PROVINCETOWN — Disagreement over who should be eligible to benefit from a town scholarship fund established more than 30 years ago led the select board to ask for help from town counsel last week.
In question is the John Anderson Francis Family Scholarship, established by the will of Cecilia C. Francis in 1985, before school choice was a reality on the Cape. The terms of the scholarship require that “applicants must have completed their entire eighth grade in the Provincetown School System,” according to the town’s website.
At its Sept. 9 meeting the select board decided to pose two questions to town counsel. The first is whether students who live in Provincetown but choose to attend a different middle school — and therefore do not graduate from Provincetown’s eighth grade — are eligible for the Francis Family Scholarship.
The second question (and flip side of the first question) is whether students who graduate from Provincetown’s eighth grade but do not live in Provincetown are eligible for the award.
Selectman Lise King said she was concerned that Provincetown families who struggle to fund their children’s education are being punished for exercising school choice by being cut out of the scholarship.
King argued that the will that established the Francis scholarship should be considered in its historical context, when there were more schools on Cape Cod and school choice did not exist. Back then, only kids who lived in Provincetown graduated from eighth grade here.
“The nature of where families can live has changed significantly since this will was written,” King said. “Kids in Orleans did not come to eighth grade in Provincetown when this was written. Now they could.”
Under the current rules, King said, a student could spend just one year in the Provincetown Schools and go on to receive a large scholarship for college, while a full-time resident of the town who attended Nauset Middle School would not be eligible.
Others on the board were more hesitant to change the requirements.
Selectman Louise Venden cautioned that rewriting the scholarship’s rules could pose legal issues for the town in the future. “I don’t want the town to be sued by someone who reads this in a different way,” she said.
Venden also said that school choice goes both ways. “There’s reason to think that kids who live in Provincetown should benefit,” she said, “but there are also arguments to having more kids [in our school] regardless of where they live.”
Venden pointed out that other town resources, like Wee Care, have been granted to people who work in Provincetown regardless of residency.

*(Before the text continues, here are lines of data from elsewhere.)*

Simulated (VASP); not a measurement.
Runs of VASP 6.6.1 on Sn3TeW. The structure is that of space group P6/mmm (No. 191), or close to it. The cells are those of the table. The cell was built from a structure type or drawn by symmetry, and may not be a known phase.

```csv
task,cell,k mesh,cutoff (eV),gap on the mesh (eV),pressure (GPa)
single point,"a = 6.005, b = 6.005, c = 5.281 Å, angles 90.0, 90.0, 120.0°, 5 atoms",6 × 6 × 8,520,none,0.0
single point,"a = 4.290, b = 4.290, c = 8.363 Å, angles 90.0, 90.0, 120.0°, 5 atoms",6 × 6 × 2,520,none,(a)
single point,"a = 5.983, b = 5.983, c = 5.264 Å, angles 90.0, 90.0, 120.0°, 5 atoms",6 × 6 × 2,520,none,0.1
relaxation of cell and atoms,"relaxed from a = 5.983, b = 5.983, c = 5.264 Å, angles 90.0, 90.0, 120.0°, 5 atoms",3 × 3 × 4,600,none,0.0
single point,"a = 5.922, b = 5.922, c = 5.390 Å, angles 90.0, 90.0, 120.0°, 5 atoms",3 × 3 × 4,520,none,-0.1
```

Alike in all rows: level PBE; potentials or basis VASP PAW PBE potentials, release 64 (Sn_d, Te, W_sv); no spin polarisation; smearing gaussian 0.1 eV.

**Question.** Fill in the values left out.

The town has two other higher education scholarships available to students, each with its own eligibility requirements. Scholarship committee chair Julia Perry reported on her group’s work to the select board on Aug. 26, with the intent of raising awareness about the scholarships.
King said she was disappointed by the low number of scholarship applications last year and wanted to let more people know about opportunities for aid available to students.
Selectman David Abramson said he hoped to buttress scholarship opportunities in Provincetown by expanding the Town Scholarship, which is currently available to only one graduating senior who lives in Provincetown in each year. Abramson said he hoped to increase donations to the fund to include more students each year and extend funding to trade school education.